Mott S. writes:
In your Elinor Ostrom podcast, you asked for examples of communities bucking the "tragedy of the commons" through the most local kind of action, and I've got one. I'm working with a group of small businesses in a walkable L.A.neighborhood who are using exactly this principal with parking.
Now, because L.A., like most cities in North America, still has a suburban-oriented parking code, buildings in older walkable neighborhoods have no way of providing all the on-site parking our zoning codes require. As a result, businesses that want to locate in these areas usually the sort of independent shops and restaurants urban people love — are forced to go through 1-2 year approvals processes before they get their permits, while 7-Elevens, Taco Bells and shopping malls get their plans stamped over the counter, simply because they satisfy the zoning requirements for lots of dedicated on-site parking
One of the crazy things I see all the time in my work (I'm an urban planner and community developer) is that these neighborhoods that are supposedly so under-parked that every new mom-and-pop coffee house has to spend $50K on consultants to convince the city they should be allowed to open is that there is without fail TONS of available parking. The only problem is, it's all on private property, and it was provided to satisfy whatever parking codes existed when the appurtenant buildings were built. In this one neighborhood, for example, which has a walking district of about 0.8 miles, we counted close to 1,000 parking spaces behind the existing buildings, a clear majority of which sit empty all day long.

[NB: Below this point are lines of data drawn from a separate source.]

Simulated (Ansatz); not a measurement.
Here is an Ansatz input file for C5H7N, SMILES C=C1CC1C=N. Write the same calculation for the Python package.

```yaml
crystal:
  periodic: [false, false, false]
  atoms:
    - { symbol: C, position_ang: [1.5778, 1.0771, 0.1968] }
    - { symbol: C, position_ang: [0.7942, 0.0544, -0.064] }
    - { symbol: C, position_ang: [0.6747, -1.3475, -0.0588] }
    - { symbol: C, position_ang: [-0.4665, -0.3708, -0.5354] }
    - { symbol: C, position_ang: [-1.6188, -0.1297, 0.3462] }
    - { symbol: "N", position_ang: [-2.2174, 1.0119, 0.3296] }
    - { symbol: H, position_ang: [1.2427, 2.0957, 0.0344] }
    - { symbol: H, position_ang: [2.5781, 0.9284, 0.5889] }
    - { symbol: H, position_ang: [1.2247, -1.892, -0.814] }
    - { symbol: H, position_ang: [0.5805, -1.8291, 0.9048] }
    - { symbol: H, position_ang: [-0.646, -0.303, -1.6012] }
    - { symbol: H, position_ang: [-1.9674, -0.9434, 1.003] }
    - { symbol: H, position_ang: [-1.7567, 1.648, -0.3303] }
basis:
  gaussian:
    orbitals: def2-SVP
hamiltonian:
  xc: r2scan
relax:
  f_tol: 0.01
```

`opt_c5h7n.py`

Typically, when a new cafe or restaurant asks the city for permission to open in a building without full code-required parking, the city forces them to lease spaces somewhere else in the neighborhood, often at a gas station, car wash or office building that empties out in the evening. One typical restaurant in this neighborhood was required to lease about 40 spaces the full amount the parking code requires — at a cost of $4,000 a month. They were also required to hire a valet service. Unsurprisingly, the valets charge so much for their service that most patrons still look for street parking. So, of the 40 spaces this restaurant leases, about 8 per night are actually occupied.
If another restaurant wanted to open in the vacant storefront next door, and wanted to use some of those 40 already-leased spaces to satisfy its code requirements, the city would say no. They would instead be required to go find 40 spaces somewhere else (probably at a higher price because there's more scarcity now) and hire their own valet and the same thing would happen yet again. Meanwhile, because the restaurant patrons and employees prefer looking for cheap or free street parking to paying $7 for a valet, the streets get more and more packed with cars, and nearby residents get upset. They feel cheated by the City Planning Department, who appears to have failed in its efforts to control congestion through the regulatory process.
For the last 50 years, few cities have found a way to deal with this problem of regulating parking in walkable neighborhoods that abut residential ones. And that's why this is so exciting. Instead of every restaurant leasing enough parking and hiring enough valet support that they'll be able to park all their customers on the busiest day of the year, multiple businesses will be able to share valet operations and, more importantly, share off-street parking, so each one wont have to pay for 32 spaces they're not using on a regular basis.
Hearing Elinor Ostrom talk about the Swiss meadows reminded me a lot of this situation. Just as the Swiss farmers never know year-to-year which part of the meadow will have the best grass, the businesses in this neighborhood never know night-to-night where the most parking will be available. In both cases, collective ownership makes much better sense than everyone for himself.